US violates anti-missile treaty

May 1, 1991
Issue 

By Conn M. Hallinan

While most of the US media were transfixed by the Gulf War, the Bush administration quietly carried out a violation of the Anti-Ballistic Missile Treaty.

On January 28, the US fired from Kwajalein Atoll in the South Pacific an Eris missile that successfully intercepted an ICBM warhead launched from California. The Eris employs a special infrared sensor that reflects a major breakthrough in ABM technology.

Amid the smoke and fog of war, the test got little play in the media, and the New York Times did its level best to obscure just how alarming the incident was. In a front-page article, Times science writer William J Broad waxed eloquent about the Eris and how the Patriot missile successes in the Gulf War had created a favourable climate for the Strategic Defence Initiative, or Star Wars.

Not until the second-to-last paragraph did Broad even mention the ABM treaty:

"From the start of the Eris program the government had said the flight test would not violate a 1972 treaty in which the Soviet Union and the United States agreed to limits on developing or deploying improved anti-missile devices. But some private experts have suggested that the advanced Eris sensor might violate the treaty."

But what the government says does not violate the treaty, of course, has nothing to do with what the treaty says.

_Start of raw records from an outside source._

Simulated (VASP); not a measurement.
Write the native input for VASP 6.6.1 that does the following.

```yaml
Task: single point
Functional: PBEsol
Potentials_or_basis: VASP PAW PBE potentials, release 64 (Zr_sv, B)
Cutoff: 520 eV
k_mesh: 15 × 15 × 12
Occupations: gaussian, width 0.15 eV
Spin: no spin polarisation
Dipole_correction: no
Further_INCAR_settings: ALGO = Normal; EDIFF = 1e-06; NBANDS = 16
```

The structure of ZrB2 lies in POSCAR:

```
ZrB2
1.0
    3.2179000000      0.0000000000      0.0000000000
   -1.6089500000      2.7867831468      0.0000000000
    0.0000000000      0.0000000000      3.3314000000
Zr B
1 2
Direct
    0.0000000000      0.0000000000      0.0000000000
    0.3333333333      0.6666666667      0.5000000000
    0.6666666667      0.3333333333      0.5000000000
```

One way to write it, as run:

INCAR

In 1985 the Reagan administration unilaterally declared that the ABM treaty allowed development and testing of "new technology", a position still held by the Bush administration. In a letter to the Times in October 1985, Gerard C Smith, chief negotiator of the 1972 treaty, insisted that any development or testing of ABM technology was a violation of the agreement, quoting Article 5 section 1: "each party undertakes not to develop, test, or deploy ABM systems or components which are sea based, air based, space based, or mobile land based".

The idea behind the treaty was that the ABM systems were inherently destabilising because they might tempt one side to launch a first strike, hoping that their ABMs could absorb a weakened retaliatory blow. The treaty's preamble argues "that effective measures to limit anti ballistic missile systems would be a substantial factor in curbing the race in strategic offensive arms and would lead to a decrease in the risk of outbreak of war involving nuclear weapons".

That was why the 1972 treaty not only blocked all development and testing, but limited land-based systems to 100 launchers and missiles in a single site.

If the 1972 treaty is scuttled, the world can kiss control of long range ballistic missiles goodbye.